News

Largest Pro-Life Group Boots Ohio Affiliate for Opposing Same-Sex Marriage

Groups disagree: Is Sen. Rob Portman, first pro-life politician to turn pro-gay, now friend or foe?

Christianity Today August 14, 2013

America's oldest and largest pro-life group continues to have trouble with its Ohio affiliates.

The National Right to Life Committee (NRLC) has severed ties with an Ohio affiliate, Cleveland Right to Life (CRTL), after the Cleveland group added "support for traditional marriage and the family to its Mission Statement." NRLC also cited CRTL's recent criticism of Ohio Sen. Rob Portman—who has a strong pro-life record—after he became the first Republican senator to break ranks and publicly support same-sex marriage.
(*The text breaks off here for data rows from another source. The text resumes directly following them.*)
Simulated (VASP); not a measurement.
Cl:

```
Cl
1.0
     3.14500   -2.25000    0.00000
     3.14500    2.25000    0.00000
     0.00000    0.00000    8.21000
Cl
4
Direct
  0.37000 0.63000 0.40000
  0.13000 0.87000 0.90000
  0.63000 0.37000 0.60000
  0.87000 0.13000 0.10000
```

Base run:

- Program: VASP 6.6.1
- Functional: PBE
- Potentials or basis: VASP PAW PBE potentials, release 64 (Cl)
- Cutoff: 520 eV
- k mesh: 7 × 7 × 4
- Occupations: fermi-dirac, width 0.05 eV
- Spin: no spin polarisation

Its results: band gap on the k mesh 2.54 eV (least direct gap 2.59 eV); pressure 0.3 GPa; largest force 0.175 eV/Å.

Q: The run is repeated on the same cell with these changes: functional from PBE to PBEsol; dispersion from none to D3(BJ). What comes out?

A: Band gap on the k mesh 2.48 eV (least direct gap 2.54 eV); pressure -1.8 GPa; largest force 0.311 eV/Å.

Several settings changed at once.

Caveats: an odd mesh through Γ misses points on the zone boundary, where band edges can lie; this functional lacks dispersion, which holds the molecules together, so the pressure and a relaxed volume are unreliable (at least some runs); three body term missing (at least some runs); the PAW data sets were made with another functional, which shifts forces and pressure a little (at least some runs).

NRLC president Carol Tobias informed CRTL leaders of the decision in a letter (published by CRTL) which stated:

Recently, Cleveland Right to Life announced that it has embraced an advocacy agenda that includes issues beyond the right to life. Moreover, it promptly issued public criticisms of and implicit political threats against a U.S. Senator who has supported the right-to-life position on every vote that has come before the Senate, and who is a sponsor of major NRLC-backed bills—because the chapter disagrees with his position on a non-right-to-life issue. By these actions, Cleveland Right to Life has violated National Right to Life policy, causing the chapter to disaffiliate itself from NRLC.

CTRL updated its mission statement in June to include the following sentence: "So as to foster a culture of life we promote and defend the right to life of all innocent human beings and reject such practices as abortion, euthanasia, infanticide, and same-sex marriage that are contrary to 'the Laws of Nature and of Nature's God.'" But NRLC says the inclusion of "same-sex marriage" expands the organization's platform beyond pro-life issues and, as such, violates policy.

"The success the right-to-life movement has experienced over the past 40 years has depended on maintaining our single-issue focus on life," Tobias told World News Service.

CRTL director Molly Smith, to whom Tobias's letter was addressed, told local media that the move didn't make a lot of sense—unless it was done in collusion with Sen. Portman. "Why they would do it, except that they are getting pressured from Sen. Portman, is the only thing that we can surmise," she told Cleveland's Sun News.

In any case, NRLC's disaffiliation hasn't left CRTL out to dry. According to a statement yesterday, CRTL will continue working with other state and local organization chapters. In addition, CRTL says it "has received an outpouring of support from its local members, other regional and national right-to-life organizations, and pro-life individuals from around the country. … In less than five days, over $15,000 in new donations were received from generous donors across the U.S."

This isn't the first time Ohio and its Right to Life chapters been in the spotlight over pro-life tensions. In 2011, CT noted how Ohio's "heartbeat bill"—which aimed to ban abortions in the state once a fetal heartbeat was detectable—caused six county chapters of Ohio Right to Life, including the state's oldest and largest chapter in Cincinnati, to withdraw their membership from NRLC because of the organization's opposition to the bill; NRLC remained neutral on it.